Plenty of people have asked me, “Isn’t it such a relief for him to be done?” And the answer, of course, is yes. But it is more than a relief; it is pride and gratitude and euphoria and fatigue, all rolled into one. If you have ever given birth to a child, you know exactly what I mean.

But just as with the birth of a child, when one kind of labor is finished, a new kind of labor begins. Much as I may wish we could take an extended vacation to celebrate the completion of this degree, I have to remind myself of the saying repeated every year at graduation by my husband's students: Omni cui multum datum est, multum quaeretur ab eo. (To whom much is given, much is required.) Jayson, workhorse that he is, had hardly taken on the title of "doctor" before he moved on to the task of planning new classes to teach and making improvements to the classes he currently teaches. He finished his glass of champagne, and then took up his books again for the work ahead. After all (as Shelley once observed), "nothing wilts faster than laurels that have been rested upon."

Now that the dissertation is complete and successfully defended, you can only imagine how good it feels to be delivered of that 250-page burden. It took my husband nine years of graduate school to bring forth that baby. Nine years. That, if you're counting, is the gestation period of the African elephant five times over. So if you notice a new lightness in his step, you now understand why.

After all these years, I am delighted to finally report that yes, there is indeed a doctor in the house.

Thursday, June 10, 2010

'Til Death Do Us Part

Ten years ago today, as I slipped into my new white shoes, I already knew that I was about to take the most important walk of my life. It was not the longest walk. It wasn't the most strenuous. It wasn't even the most scenic. It was, to put it bluntly, a walk into certain death.  Before I took my first nervous step through those double doors, I knew that this short stroll would be the end of me. When it was all over, I would be somebody new. I would have a new name. I would have a new identity, a new title, a new head, a new walking companion. That brief trip from the church foyer to the end of the aisle is the walk that overthrew my existence without even causing me to break a sweat—twelve deceptively easy steps to a total transformation. With the mere exchange of hands, of words, of rings, my life as I had known it was ending. Before God and hundreds of witnesses we made those solemn vows—'til death do us part.

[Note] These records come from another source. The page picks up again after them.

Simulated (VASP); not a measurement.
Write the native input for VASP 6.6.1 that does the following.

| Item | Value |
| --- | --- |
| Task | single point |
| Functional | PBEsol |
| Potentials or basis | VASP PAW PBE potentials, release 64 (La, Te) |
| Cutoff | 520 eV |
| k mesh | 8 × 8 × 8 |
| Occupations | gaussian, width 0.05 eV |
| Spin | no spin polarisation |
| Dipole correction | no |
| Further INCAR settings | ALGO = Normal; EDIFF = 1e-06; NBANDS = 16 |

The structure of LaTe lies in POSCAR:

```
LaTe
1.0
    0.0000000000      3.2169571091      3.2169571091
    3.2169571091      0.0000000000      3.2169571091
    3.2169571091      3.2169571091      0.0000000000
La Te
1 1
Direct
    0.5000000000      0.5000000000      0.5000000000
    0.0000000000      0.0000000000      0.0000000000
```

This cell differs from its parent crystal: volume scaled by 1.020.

Death? Must we bring up that subject at such a happy occasion? As it turns out, we must. Weak vows bring weak joy. Ours is a bond that only death may sever.

Nevertheless, we had anything but death on our minds as we drove off into the sunset after the reception, and death seemed a lifetime away as we set up house in the afterglow of our honeymoon. But at some point during the weeks and months that followed, "married life" began. In the midst of our newlywed euphoria, it was a shock to wake up one morning and realize how human the two of us still were. While so much changes—truly changes—in the course of a half-hour wedding, a good deal remains unchanged. We are new people now, right? So why do all our old sins and habits and selfish desires keep resurfacing? Although I knew that we were giving up our former lives to begin our new life together, it had not fully sunk in that I would have to die to myself again and again and again in everyday life once the ceremony had ended. Giving up our lives for one another did not end at the altar.

I had never fully considered how much of me was going to carry over into this new life. And nobody told me what a self-centered little pig I had always been. I didn't like letting go of my comfortable little routines. I was irritated that my plans might have to take a back seat to his plans. I wanted to make the decisions about how we spent my paycheck. This marriage business was not as blissfully painless as I had expected, and we weren't even talking about the big decisions yet—changing jobs, having kids, moving across the country. Living with roommates had been a cakewalk compared to this. I didn't make any 'til-death-do-us-part promises to them.

And that's precisely the point. Death alone may part us. But death, paradoxically, is also required to bind us together. It's death that makes all the difference.  

Death. It's a dark little word. But over the past ten years, we've grown to see more clearly how essential to a happy marriage death truly is. Many deaths. Daily death. Death in the little things. As my children have memorized, "Greater love has no man than this, that he lay down his life for his friends." Love means a willingness to die. And die, am I thankful to say, we frequently did.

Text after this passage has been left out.